# If today were your last day



## Hooked (12/4/21)

*If today were your last day on earth, what would you do with it?*


----------



## Hooked (12/4/21)

I would eat everything that I'm not supposed to eat e.g. pasta, chocolates, cakes.

While I'm doing that, I would contact a friend of mine who has promised to adopt my doggy should something happen to me.

Reactions: Like 4


----------



## ARYANTO (12/4/21)

Give away* everything *I own away to people who deserve it

Reactions: Like 1 | Winner 5


----------



## Viper_SA (12/4/21)

Send my regards from the moon

Reactions: Funny 4


----------



## zadiac (12/4/21)

I'd rather not publicly disclose what I would do.....hint: It includes the current government...

Reactions: Winner 2 | Funny 3


----------



## DarthBranMuffin (12/4/21)

I'll go test drive a BMW M6... and just keep driving....

Reactions: Like 2 | Winner 3 | Funny 1


----------



## Stranger (12/4/21)

I would do a stand up comedy show .... until I could not stand any more. My last line would be, "your are great audience ... you kill me."

Reactions: Like 1 | Funny 7 | Creative 1


----------



## Grand Guru (12/4/21)

I would spend it with my 2 girls and try make it a memorable day for them!

Reactions: Like 2 | Winner 5


----------



## zadiac (13/4/21)

Grand Guru said:


> I would spend it with my 2 girls and try make it a memorable day for them!



I'd spend it with someone else's 2 girls (old enough of course) and make it a VERY memorable day for them

Reactions: Like 2 | Winner 1 | Funny 7


----------



## THE REAPER (13/4/21)

I would take my inner child to Disney and my children and go on everything then go fly a jet and sky dive.

Reactions: Winner 2


----------



## ShamZ (13/4/21)

THE REAPER said:


> I would take my inner child to Disney and my children and go on everything then go fly a jet and sky dive.

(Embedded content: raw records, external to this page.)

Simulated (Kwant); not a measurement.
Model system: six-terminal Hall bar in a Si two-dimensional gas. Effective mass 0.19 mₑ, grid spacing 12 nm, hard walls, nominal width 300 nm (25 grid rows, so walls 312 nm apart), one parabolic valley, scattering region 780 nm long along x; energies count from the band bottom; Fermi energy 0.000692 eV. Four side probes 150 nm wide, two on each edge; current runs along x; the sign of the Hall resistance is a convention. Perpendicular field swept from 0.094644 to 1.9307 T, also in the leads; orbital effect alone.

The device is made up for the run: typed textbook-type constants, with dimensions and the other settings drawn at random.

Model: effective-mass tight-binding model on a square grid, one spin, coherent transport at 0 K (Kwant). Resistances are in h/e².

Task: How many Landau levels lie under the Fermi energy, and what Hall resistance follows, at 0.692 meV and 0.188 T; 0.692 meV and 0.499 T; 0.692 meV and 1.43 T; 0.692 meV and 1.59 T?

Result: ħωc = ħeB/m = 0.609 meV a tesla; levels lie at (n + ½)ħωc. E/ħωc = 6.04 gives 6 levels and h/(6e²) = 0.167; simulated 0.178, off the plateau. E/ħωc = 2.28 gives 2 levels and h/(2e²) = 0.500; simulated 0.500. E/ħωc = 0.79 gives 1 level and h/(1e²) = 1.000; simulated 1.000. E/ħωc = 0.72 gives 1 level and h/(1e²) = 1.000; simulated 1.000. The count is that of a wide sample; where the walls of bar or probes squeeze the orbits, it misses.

Flying a jet and then sky diving usually means something went wrong

It's your last day anyway, free fall grand finale

Reactions: Winner 1 | Funny 4


----------



## Chickenstrip (14/4/21)

I'd probably just cry

Reactions: Like 2 | Funny 1 | Can relate 1


----------



## Dela Rey Steyn (15/4/21)

Spend my morning calling loved ones, the majority of the Day with SWAMBO and our pets, nice hike or picnic or something, then end the day off by trying to consume a kg of cocaine and a liter of whiskey whilst skydiving naked into an active volcano... you know, the usual....

Reactions: Like 1 | Winner 2 | Funny 4


----------